‘We Don’t Rely On American Banks, We Have All The Funding We Need Out Of Russia’ – Old Eric Trump Interview Resurfaces

DONALD TRUMP 2016

Eric Trump brags that all the funding for Trump golf courses comes from Russia and not from American banks.

Boston’s public radio station WBUR-FM published an article last year recounting a 2014 meeting between author and journalist James Dodson and Eric and Donald Trump.

An avid fan of golf, Dodson has written books on the game to include co-authoring golfing legend Arnold Palmer’s memoir.

Writing of his meeting with Trump, Bill Littlefield of WBUR writes that: “That’s no doubt why Dodson was sought after as a playing partner and luncheon guest by the man who said until quite recently that one of his primary jobs was making golf great again.”

As Littlefield writes, Dodson had never met Trump, but was keenly aware of his interest and impact on the game of golf.

“I knew Trump was very interested in golf,” Dodson says. “I knew he was buying up golf courses. His M.O. was to find a financially distressed property, buy it, keep it in bankruptcy, do a half-a-million-dollar renovation, fire the entire staff and hire a third back.”

Dodson recounts how his meeting with Trump came about: “This PR guy kept calling me and inviting me,” Dodson told WBUR, “And he kept saying things like, ‘Oh, Donald Trump loves your books.’ And I kept saying, ‘Donald Trump doesn’t read books, I’m told. And he hadn’t a clue who I am.’ Anyway, he called three or four times. Finally, I said yes.”

“Greg Norman was gonna show up, and he and Trump were gonna play the first nine of the course,” Dodson explained to WBUR, adding: “I was gonna play with Eric, his son, a local congressman and the guy I assumed was his bodyguard. And then we would swap at the nine holes. I would play with Trump and Greg, and then we would have a big lunch and hear all about the club.”

Continuing, Dodson explains that when he arrived “Trump was strutting up and down, talking to his new members about how they were part of the greatest club in North Carolina and when I first met him, I asked him how he was — you know, this is the journalist in me — I said, ‘What are you using to pay for these courses?’ And he just sort of tossed off that he had access to $100 million.”

“So when I got in the cart with Eric,” Dodson says, “as we were setting off, I said, ‘Eric, who’s funding? I know no banks — because of the recession, the Great Recession — have touched a golf course. You know, no one’s funding any kind of golf construction. It’s dead in the water the last four or five years.’ And this is what he said. He said, ‘Well, we don’t rely on American banks. We have all the funding we need out of Russia.’ I said, ‘Really?’ And he said, ‘Oh, yeah. We’ve got some guys that really, really love golf, and they’re really invested in our programs. We just go there all the time.’ Now that was three years ago, so it was pretty interesting.”

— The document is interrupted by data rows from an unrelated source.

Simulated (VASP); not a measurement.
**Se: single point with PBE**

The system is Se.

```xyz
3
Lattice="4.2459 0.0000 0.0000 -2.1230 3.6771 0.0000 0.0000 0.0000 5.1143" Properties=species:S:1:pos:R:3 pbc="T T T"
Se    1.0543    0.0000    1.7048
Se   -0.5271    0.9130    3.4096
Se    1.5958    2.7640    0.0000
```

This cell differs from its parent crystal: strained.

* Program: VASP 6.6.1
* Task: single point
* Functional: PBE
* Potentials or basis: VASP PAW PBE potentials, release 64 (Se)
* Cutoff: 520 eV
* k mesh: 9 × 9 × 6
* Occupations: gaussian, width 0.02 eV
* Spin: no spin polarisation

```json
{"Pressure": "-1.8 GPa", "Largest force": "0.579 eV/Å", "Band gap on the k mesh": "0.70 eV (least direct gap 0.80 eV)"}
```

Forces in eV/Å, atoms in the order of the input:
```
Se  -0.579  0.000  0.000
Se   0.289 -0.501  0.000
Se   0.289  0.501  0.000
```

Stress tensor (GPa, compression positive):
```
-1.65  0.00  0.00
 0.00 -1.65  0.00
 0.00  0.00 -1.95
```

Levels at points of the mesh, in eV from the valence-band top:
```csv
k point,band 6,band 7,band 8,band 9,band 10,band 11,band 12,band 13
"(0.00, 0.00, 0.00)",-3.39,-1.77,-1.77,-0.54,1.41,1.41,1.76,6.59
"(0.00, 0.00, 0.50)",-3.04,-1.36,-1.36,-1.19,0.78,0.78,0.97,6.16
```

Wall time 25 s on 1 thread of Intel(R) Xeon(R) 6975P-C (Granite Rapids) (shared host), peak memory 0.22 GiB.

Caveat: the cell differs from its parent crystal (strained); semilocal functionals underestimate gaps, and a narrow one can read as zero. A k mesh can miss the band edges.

Trump’s golf empire has come under renewed scrutiny amid his bigoted presidential campaign and controversy regarding his so-called Southern White House – his Mar-A-Lago resort.

First there was the 2015 announcement that Trump’s Turnberry Golf Resort had been pulled for consideration for the 2020 British Open Tournament. It seems the Royal and Ancient Golf Club of St Andrews had been expected to endorse Trump’s golf resort to host the 2020 British Open, but after Trump’s slew of racist remarks on the campaign trail about the Chinese, Mexicans, Muslims, and women – increasing concerns regarding the risk of boycotts by tournament sponsors and players were too much for the prestigious governing body.

The loss of the British Open Tournament was not only an ego blow for the bigoted billionaire, but a significant loss to his financial empire as well. Trump purchased the Turnberry resort in 2015 for “just over $63 million,” renaming it Trump Turnberry. Promising an upgrade of slightly more than $300 million, “the purchase appeared to give the billionaire the near-guarantee that when The Open came to his place, he would be center-stage at the winner’s presentation party on the 18th green,”along with other dignitaries in a ceremony shown to millions around the world, according to a 2016 report by The Independent.

Trump also received a blow last year when he lost a bitter 2-year court battle and hundreds of millions of dollars involving one of his golf properties in Scotland.

That blow occurred in June 2016 when Britain’s Supreme Court ruled unanimously against Trump’s efforts to block the construction of a wind farm in Scotland.

As Think Progress reported at the time, Trump had been “fighting to prevent the construction of a wind farm off the coast of Aberdeen, Scotland, since 2013.” Trump “maintained that the wind farm, if constructed, would ruin the view of a luxury golf course he owns near the planned site of the farm. The Scottish government approved plans for the wind farm in 2013, and since then, Trump’s challenge had lost twice in Scottish courts,” and the Supreme Court’s ruling likely put an end to Trump’s efforts to halt construction of the project.